New York Times Calls for Congressional Action on Minority Joblessness

Keith Negley, New York Times

Keith Negley, New York Times

In its lead editorial, the Sunday New York Times, called for Congressional action to address conditions of unemployment in “minority” communities. Citing the Great Cities Institute report on joblessness among young people, the editorial goes on to express outrage that Congress has rejected programs that we know work and “that could help rescue a generation of young men from failure and oblivion.”

Specifically, the New York Times editorial references a component of the Recovery Act of 2009, an employment subsidy program that “created more than 260,000 temporary jobs.” The non-profit, Economic Mobility Corporation, released an analysis in 2013 through which they concluded that this program, which placed workers largely in the private sector, not only aided local businesses that did the hiring, but also those who were hired, increasingly their likelihood of finding permanent employment.

These promising results suggest that carefully targeted subsidies that place unemployed people into private-sector jobs can be a potent tool in reducing the devastating unemployment in minority areas of big cities where young people are disconnected from work and civic life.

As the Times points out, employment subsidy programs have been around since the 1930s. They suggest, however, that such programs should be created to place individuals in the private sector, including those who may have criminal records and need the opportunity to prove themselves as “motivated workers.” “Carefully developed subsidy programs are worth pursuing even if they do not produce big earnings gains. Getting jobless young people into the world of work is valuable in itself.”

The Times Editorial is a call to congressional action but concludes that if Congress fails to act, then this is something that the states should fund.

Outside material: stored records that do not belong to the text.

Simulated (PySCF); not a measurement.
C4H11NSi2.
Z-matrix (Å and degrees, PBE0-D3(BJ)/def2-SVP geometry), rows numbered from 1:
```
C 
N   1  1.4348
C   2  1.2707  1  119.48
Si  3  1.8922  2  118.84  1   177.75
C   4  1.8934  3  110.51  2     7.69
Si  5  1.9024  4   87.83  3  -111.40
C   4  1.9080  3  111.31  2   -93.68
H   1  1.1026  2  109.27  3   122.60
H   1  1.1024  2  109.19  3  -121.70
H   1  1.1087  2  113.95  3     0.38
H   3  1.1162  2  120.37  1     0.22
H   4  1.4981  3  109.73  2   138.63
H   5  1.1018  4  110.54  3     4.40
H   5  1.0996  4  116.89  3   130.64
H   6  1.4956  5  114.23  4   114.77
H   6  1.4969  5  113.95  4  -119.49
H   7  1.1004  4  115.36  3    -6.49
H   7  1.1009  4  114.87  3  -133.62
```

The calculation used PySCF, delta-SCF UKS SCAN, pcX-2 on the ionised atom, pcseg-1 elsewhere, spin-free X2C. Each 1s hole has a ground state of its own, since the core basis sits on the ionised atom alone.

The idea of employment subsidy programs to place workers in the private sector, as already evidenced, can yield results. A subsidized employment program for public works, as we saw from the 1930s, could also put people to work, and at the same time, rebuild the decaying infrastructure in cities and states.

We are excited that the report from Great Cities Institute is generating conversation about solutions. This is a situation that calls for an array of strategies to address a set of conditions that did not occur overnight. The urgency of joblessness among young people, particularly among young Black men, calls for our focused and concerted attention to finding solutions.